Igor Levit has rapidly achieved cult status, as he certainly deserves. He has already reached the stage where he can programme enormous and pretty obscure works, such as Ronald Stevenson’s Passacaglia. Clearly, Levit’s taste runs to large-scale works, but his recently released disc, Life, shows his command of shorter pieces too.
His first concert in this run of three was Bach’s Goldberg Variations, a performance that commanded an instant hush and was greeted with almost unseemly cheering and stamping from the Wigmore audience. Levit began this masterpiece in a remarkably quiet way, almost casually, but with an amazing singing tone. Indeed, except for the punctuating rigorous canons, he cultivated cantabile throughout, his journey into the depths of this fathomless work being as different as possible from either of Glenn Gould’s recordings, long the gold standard for the Goldbergs. Performances of this work do tend towards the dogmatic, as I find with Andras Schiff, whom Levit admires.
For most of his performance Levit offered us the chance to respond as we liked, and it was only about halfway through that the intensity of his vision of the whole work gathered us for his transcendental treatment of its ultimate reaches. He imposed a lengthy silence before the 25th variation, the so-called ‘black pearl’, and drew it out to heavenly lengths. Then there was the fantastic progression to the thrilling virtuosity of the last variations, with the wonderfully rowdy ‘Quodlibet’ — Bach bringing us down to earth — before the repeat (with repeats) of the theme. That was an evening that one couldn’t forget.
Two evenings later it was a longer concert, with Beethoven’s Diabelli variations in the first half. It was — one can take it for granted — a captivating, individual and mischievous account, but I felt, as I did with the CD set of the same works, that Levit is more at home with the serenities of Bach than the combativeness of Beethoven, despite his deeply held radical political views. He set off at a furious pace, rather underplaying the Meistersingerish grandeur-cum-pomposity of the first variation, and gave, with a few exceptions, a slightly less characterful account than the masters of this piece do or have done. Many people would applaud that.
As it happens, I was at Peterhouse just over a fortnight ago for an electrifying account of the Diabellis by Piotr Anderszewski, which for the time being — together with Bruno Monsaingeon’s magnificent 2009 film of the pianist, who talks with great insight about the work — has possessed me. Anderszewski rightly points out that rather than ‘Variations’ the work should be ‘Transformations’, with Diabelli’s waltz being subject to every conceivable indignity and transcendence. Anderszewski hardly makes for comfortable listening. His dynamic range is extreme, the penultimate fugue as boisterous and threatening as Siegfried’s forging of Nothung. I know that two weeks ago Damian Thompson, also at the Peterhouse performance, took violent exception to it, which might have been just what Beethoven wanted. It seems to me that the whole point of the Diabellis is to shock us, without resorting to the firing-squad tactics that we have heard from Harnoncourt, or now from Adès, in conducting the symphonies. How do you make Beethoven shocking without being ugly? I didn’t feel that Levit had considered that or, if he had, he hadn’t solved it. Nonetheless his account was a distinguished one, and it was the elegance of the final minuet that stuck in the mind.

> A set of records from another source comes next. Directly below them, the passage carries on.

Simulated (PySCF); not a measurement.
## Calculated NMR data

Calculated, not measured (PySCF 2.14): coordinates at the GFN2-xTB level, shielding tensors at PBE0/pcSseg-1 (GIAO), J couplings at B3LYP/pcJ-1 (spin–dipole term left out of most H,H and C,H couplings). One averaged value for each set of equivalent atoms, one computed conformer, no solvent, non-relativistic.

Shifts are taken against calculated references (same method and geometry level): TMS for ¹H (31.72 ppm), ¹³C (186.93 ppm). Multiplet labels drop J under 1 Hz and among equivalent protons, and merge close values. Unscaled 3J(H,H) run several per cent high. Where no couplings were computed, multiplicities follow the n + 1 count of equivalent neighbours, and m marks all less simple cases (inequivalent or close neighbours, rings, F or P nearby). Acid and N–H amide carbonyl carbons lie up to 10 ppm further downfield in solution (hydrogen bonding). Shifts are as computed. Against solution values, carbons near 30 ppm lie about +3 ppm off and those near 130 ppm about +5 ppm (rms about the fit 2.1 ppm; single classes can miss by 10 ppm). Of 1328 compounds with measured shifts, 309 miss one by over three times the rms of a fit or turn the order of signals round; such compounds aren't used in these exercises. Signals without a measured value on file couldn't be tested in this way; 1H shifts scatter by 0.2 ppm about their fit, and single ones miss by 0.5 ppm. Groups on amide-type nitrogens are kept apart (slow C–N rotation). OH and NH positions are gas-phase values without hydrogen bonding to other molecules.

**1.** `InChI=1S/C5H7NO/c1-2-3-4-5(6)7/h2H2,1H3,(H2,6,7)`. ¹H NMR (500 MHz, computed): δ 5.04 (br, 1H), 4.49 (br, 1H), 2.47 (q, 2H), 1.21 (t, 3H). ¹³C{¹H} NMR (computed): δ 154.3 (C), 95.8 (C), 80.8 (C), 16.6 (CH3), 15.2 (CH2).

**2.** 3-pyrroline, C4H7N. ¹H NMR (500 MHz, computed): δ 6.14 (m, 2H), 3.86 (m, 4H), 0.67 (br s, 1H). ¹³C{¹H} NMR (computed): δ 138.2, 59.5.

The second half of this concert was devoted to Frederic Rzewski’s The People United Will Never Be Defeated, written in 1975. Not only do its militantly socialist intentions leave me cold, I can’t imagine how they would inflame anyone’s sympathies, though Levit obviously feels differently. Later I listened to Levit’s recording of the piece, and, thanks to YouTube, someone else’s with the score displayed as it went along. It allegedly ‘deconstructs’ the Diabellis, though that word has lost any meaning it ever had. The piece consists of a jaunty tune and 36 variations, together with a performer-composed cadenza, and lasts for about 65 minutes. It doesn’t have an idiom and is promiscuous in its employment of styles, ranging from banalities that could be 100 years old to passages that might have leaked out of Boulez’s IRCAM.
It is particularly unwise to play such a piece in close conjunction with a set of genuine variations, since they only expose the fake nature of the enterprise. But there are several recordings of it, so it must have a strong appeal for the political, if not the artistic, sympathies of distinguished performers besides Levit.